In the working example below, we see that the operations dt[i, j]
and dt[i][,j]
are not equivalent in their output. I would have assumed that chaining did not make a difference, but clearly it does. What is happening under the hood and why is this intended behavior?
library(data.table)
library(lubridate)
# Order A
dates <- as.Date(c("2022-08-18", "2022-10-20"))
db <- data.frame(id = 1:2, d = dates)
dt <- data.table(db)
dt[, month := months(dates)]
print(dt) # month is character
dt[id == 1][, month := lubridate::month(d)]
print(dt) # month remains character
dt[id == 1, month := lubridate::month(d)]
print(dt) # month is numeric
# Order B
dates <- as.Date(c("2022-08-18", "2022-10-20"))
db <- data.frame(id = 1:2, d = dates)
dt <- data.table(db)
dt[, month := months(dates)]
print(dt) # month is character
dt[id == 1, month := lubridate::month(d)]
print(dt) # month is numeric
dt[id == 1][, month := lubridate::month(d)]

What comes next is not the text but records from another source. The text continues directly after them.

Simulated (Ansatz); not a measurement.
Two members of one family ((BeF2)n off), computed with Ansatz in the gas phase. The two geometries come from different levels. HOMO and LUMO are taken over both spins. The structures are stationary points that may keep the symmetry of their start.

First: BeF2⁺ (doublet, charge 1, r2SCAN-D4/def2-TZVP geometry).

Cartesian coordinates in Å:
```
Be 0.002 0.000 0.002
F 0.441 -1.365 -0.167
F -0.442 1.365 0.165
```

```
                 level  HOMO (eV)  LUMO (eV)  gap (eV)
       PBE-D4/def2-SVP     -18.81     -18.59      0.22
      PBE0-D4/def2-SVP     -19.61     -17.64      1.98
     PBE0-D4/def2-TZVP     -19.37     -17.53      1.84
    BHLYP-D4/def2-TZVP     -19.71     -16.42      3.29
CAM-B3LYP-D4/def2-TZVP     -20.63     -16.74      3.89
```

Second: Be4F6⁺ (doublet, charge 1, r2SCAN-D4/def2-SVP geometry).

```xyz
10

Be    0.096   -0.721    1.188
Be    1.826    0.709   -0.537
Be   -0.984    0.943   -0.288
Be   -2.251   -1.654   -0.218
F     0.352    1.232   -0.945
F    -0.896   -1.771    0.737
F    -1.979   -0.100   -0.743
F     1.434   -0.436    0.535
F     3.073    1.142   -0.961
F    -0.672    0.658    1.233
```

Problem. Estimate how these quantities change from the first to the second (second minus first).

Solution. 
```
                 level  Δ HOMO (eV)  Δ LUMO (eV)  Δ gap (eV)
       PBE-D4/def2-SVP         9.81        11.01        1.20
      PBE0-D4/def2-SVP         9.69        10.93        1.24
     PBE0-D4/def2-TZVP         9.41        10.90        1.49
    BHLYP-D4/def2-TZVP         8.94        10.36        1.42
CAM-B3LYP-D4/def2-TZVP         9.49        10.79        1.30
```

print(dt) # month remains numeric
CodePudding user response:
:=
modifies the input object by reference, see reference semantics.
You can observe this using tracemem()
:
tracemem(dt)
#[1] "<000001CEC9999820>"
tracemem(dt[, month := months(dates)])
#[1] "<000001CEC9999820>"
# Same address
However, in dt[id == 1][, month := lubridate::month(d)]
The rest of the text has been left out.